# Red-shift question from another thread.

1. Sep 8, 2013

### Jufro

1. The problem statement, all variables and given/known data
This is not a HW questions but from another thread.

The statement I made was that if z increases for a source, then it is accelerating away. Or, it could that if z is constant then the sources moves with constant velocity away from an observer.

I just need to know where my logic is breaking down and what direction I can try to find the right answer.

2. Relevant equations

I took the equation:
1+z = $\sqrt{\frac{1+v/c}{1-v/c}}$

3. The attempt at a solution

So taking d/dt on both sides I end up with:

dz/dt = 1/2 $\frac{1+v/c}{1-v/c}-1/2$*$\frac{(1/c dv/dt)*(1-v/c)-(1/c dv/dt)*(1+v/c)}{(1-v/c)2}$

Re-writting this:

dz/dt= $\frac{-v* dv/dt}{c2*(z+1)*(1-v/c)2}$

Since the first term is negative (from the minus sign) and v is positive, then a positive dz/dt would require that dv/dt is negative or that the sources acceleration is radially inward when I had suspected outward.

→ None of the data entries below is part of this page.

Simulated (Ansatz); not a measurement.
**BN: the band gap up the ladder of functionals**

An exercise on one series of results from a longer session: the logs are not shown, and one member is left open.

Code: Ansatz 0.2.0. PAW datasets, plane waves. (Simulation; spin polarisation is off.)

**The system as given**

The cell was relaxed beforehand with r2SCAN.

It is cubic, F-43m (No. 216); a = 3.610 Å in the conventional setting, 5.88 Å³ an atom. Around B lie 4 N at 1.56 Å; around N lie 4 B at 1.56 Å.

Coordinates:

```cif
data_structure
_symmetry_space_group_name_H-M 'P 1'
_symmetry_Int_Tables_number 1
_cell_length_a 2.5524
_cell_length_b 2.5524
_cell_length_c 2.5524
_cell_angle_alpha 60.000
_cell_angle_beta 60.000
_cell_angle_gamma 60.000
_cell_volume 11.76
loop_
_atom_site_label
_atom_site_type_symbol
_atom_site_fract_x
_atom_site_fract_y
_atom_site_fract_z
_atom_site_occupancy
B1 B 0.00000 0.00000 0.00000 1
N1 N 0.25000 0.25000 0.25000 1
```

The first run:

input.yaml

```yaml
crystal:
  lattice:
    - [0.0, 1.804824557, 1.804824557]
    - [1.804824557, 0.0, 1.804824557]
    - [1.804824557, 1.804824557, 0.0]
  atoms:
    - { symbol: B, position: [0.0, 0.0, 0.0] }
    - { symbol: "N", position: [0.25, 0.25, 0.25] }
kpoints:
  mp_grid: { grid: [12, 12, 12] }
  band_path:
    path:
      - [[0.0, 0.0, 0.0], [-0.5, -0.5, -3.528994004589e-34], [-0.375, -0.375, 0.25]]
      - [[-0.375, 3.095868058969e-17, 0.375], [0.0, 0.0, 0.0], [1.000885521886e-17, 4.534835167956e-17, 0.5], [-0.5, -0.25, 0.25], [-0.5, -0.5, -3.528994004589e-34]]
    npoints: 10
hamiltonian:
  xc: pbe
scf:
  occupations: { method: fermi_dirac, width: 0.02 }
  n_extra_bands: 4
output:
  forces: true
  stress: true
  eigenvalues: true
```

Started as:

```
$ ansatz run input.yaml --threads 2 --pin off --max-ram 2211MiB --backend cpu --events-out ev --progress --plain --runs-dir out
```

This may be a result of me using the flat-spacetime (Minkowski metric) but I am not sure. Can anyone point me in the right direction.

2. Sep 8, 2013

### vela

Staff Emeritus
You dropped a sign when you applied the quotient rule. The numerator should end up as a sum, not a difference.

3. Sep 8, 2013

### Jufro

Ah, I used the wrong derivative in the second half of my quotient rule. Thanks for that.